I received an email late last week from a reader who had plenty of nasty things to say about our members of council and our CAO.
As you can imagine, I get plenty of these messages from Meaford residents who are angry about everything from stray cats, to pot-holes, to concerns about municipal expenditures.
This particular email was peppered with expletives, and clearly the author was unhappy with what they considered to be less than stellar performance by our council and CAO.
Often complaints being made by readers are quite valid, and I understand the frustrations that they are expressing.
Where this writer lost me though, was with one little comment mid-way through their venom-laced diatribe.
“They need to remember that we pay their salaries,” wrote the angry reader, “They need to listen to us.”
For the record, that is the PG-13 version of what they actually wrote.
Whenever I hear this argument, I immediately lose interest and instead focus on things like the leaves blowing in the wind outside my window, or the way that if caught in just the right light you can see dust particles floating in the air.
We pay their salaries? Come on people, big deal.
It is quite common to hear people use the “we pay their salary” argument, but it just doesn't mean anything. The intent of such a comment is to remind everyone that because government workers – at any level of government – receive their paycheques from our tax dollars, that somehow they are on a lower rung of the social ladder, and should therefore bow down and worship us.
But here is what people so often forget - we pay everyone's salaries, and everyone else pays ours.
If you buy stamps you are helping pay the salary of postal workers, if you buy groceries you are helping to pay the salaries of the store employees, the transport companies that deliver the food, processors, packagers, farmers, and so on.
If you rent The Bourne Identity you are helping to pay Matt Damon's salary...does that mean he needs to kiss your rear end?
Those government workers and elected representatives that some people like to point out receive their income from us; well, they pay our salaries as well. They shop at the stores we own or work at, they buy their insurance and renovate their homes using services from the very people who “paid their salaries.”
When will people figure out that we are all in this together, and government employees don't need to be held to a special standard simply because WE pay their salaries? Every profession is held to some sort of standard, but for some reason, some people feel the need to remind everyone that we pay the salaries of government employees and elected representatives.

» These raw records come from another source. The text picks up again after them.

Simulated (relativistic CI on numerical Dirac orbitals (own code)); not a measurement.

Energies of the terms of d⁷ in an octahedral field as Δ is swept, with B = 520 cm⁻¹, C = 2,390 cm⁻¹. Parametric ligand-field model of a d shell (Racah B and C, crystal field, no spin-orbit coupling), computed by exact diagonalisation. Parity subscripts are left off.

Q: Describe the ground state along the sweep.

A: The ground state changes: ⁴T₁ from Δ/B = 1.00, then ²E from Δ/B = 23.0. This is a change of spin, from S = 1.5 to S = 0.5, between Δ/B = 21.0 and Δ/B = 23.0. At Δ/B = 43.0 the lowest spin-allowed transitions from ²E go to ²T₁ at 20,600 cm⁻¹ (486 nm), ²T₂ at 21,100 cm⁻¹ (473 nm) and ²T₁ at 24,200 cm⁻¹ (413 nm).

Sure, we have expectations of government workers, just like many people have expectations for whatever job it is that you do.
There are many arguments you can make about elected representatives, or government workers that I will listen to and possibly agree with, but when people toss out the "WE pay their salary" argument as if it is the ultimate reason that councillors or municipal workers should kiss our behinds, I tune out.
And yet most of the people who like to spout that they pay the salaries of government workers, don't seem overly concerned that they also pay the salaries of Wal-Mart executives who have helped move millions of North American jobs overseas, or Monsanto executives who have hijacked the seeds for growing our food, or McDonald's executives who have made a fortune by marketing unhealthy food to our children.
Nope, none of that matters much, but gosh-darn it, that guy driving the snow plow - “I pay his damn salary so he should be on my street 45 seconds after the snow starts falling!”
Or “the potholes in my road should be fixed right away and I expect a councillor to come and see it personally because I pay their damn salary.” Give me a break.
When it comes to government workers or elected representatives, there are all sorts of things one can get annoyed about – as is the case with any other profession, but I have an issue with using the "we pay their salary" argument as the ultimate reason why we should despise them.
That isn't a fair argument, and when you consider that 99 percent of government employees, municipal or otherwise, and 90 percent of elected representatives are average, wonderful people who are just trying to do their jobs and earn a living like the rest of us. To paint all of them with the same brush using the salary argument, doesn't respect the majority that do a fine job, and it doesn't do anything to highlight those that might do a less than swell job.
If you have a valid complaint about the failings of government workers or those we elect, you don't need to mention that you pay their salaries in order to support your argument. If valid, your complaint is enough – and you might keep my interest.
For now though, I am going to get some coffee – so that I can pay someone else's damn salary.